Michael Phelps, already the most successful Olympian of all time, picked up his third successive world 100 meters butterfly title on Saturday.
The American clocked 50.71 seconds to clinch his third gold of the championships in Shanghai and then said he could only get better ahead of next year's London Games.
"The 50.71 is okay for now but there's a lot of improvement to make before London," said Phelps who is using the championships to gauge what he needs to do to prepare for his final Games before retirement.
"I'm not in the right shape physically, I want to be faster. I will watch some races and think about how I can be faster," he told reporters.
"It shows I'm going in the right direction and making progress ... this is going to be a lot of help that I can work on next year," added Phelps who landed an unprecedented eight golds at the 2008 Beijing Olympics.
Teenager Melissa Franklin, on her debut at the championships, almost stole the spotlight from Phelps when she won two golds in different disciplines.
The 16-year-old claimed her first title in the 200 backstroke and then swam the freestyle leg as United States lifted the 4x100 medley relay gold.
It was the first time the U.S. had won the medley relay since 1998. China finished second and Olympic champions Australia took bronze in the final race of the day.
"It's unbelievable," said an excited Franklin. "I'm really happy."
Olympic champion Rebecca Adlington also showed she was heading in the right direction ahead of the London Games with a thrilling finish in the 800 freestyle final.
The Briton, who took silver behind Federica Pellegrini in the 400 freestyle last weekend, battled with 2009 Rome world champion Lotte Friis stroke for stroke before piping the Dane on Saturday.
Friis led on virtually each lap. Adlington made her move at the halfway mark before her rival surged again to move in front for the next 300 meters.
The Briton, trailing by half a body length with 50 meters to swim and roared on by the home crowd, then turned on the after-burners to win her first world crown.
"Lotte is amazing. She is always tough and I just focused on my swim and put my head down," Adlington said. "It was a very tough race.
"Everybody is excited now for next year. It can be more pressure now (but) I welcome that."
Brazil's Olympic champion Cesar Cielo put the specter of a possible doping ban well and truly behind him when he retained his 50 freestyle world title.
The 24-year-old, who also won the 50 butterfly on Monday, was cleared to compete just three days before the championships when the Court of Arbitration for Sport ruled he had taken "sufficient precautions" in handling his supplements.
Cielo had said the supplements were contaminated and were the cause of a positive test for the banned diuretic furosemide.

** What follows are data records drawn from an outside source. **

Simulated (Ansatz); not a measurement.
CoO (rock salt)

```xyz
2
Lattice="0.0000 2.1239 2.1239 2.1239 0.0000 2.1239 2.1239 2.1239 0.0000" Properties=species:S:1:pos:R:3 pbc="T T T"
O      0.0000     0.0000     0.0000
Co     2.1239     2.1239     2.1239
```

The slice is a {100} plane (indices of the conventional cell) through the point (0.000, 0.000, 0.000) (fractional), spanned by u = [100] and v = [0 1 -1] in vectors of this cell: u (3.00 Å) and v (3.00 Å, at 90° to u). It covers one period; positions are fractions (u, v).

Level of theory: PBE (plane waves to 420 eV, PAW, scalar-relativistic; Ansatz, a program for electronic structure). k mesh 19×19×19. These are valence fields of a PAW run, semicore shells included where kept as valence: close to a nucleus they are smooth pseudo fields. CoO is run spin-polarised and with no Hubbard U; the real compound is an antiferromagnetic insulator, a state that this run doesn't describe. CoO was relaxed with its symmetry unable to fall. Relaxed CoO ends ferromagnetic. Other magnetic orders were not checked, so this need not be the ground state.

"I was tense during the entire week. But I'm satisfied with the way I overcame everything. That shows a lot of mental control," Cielo said.
"It's great to be world champion, it's great to defend my title. I feel on top of the world."
Dutchwoman Inge Dekker was first in the women's 50 butterfly, edging out world record holder Therese Alshammar of Sweden.
"The 50 meters is always exciting," said Dekker. "Anyone can win it -- this time it is me."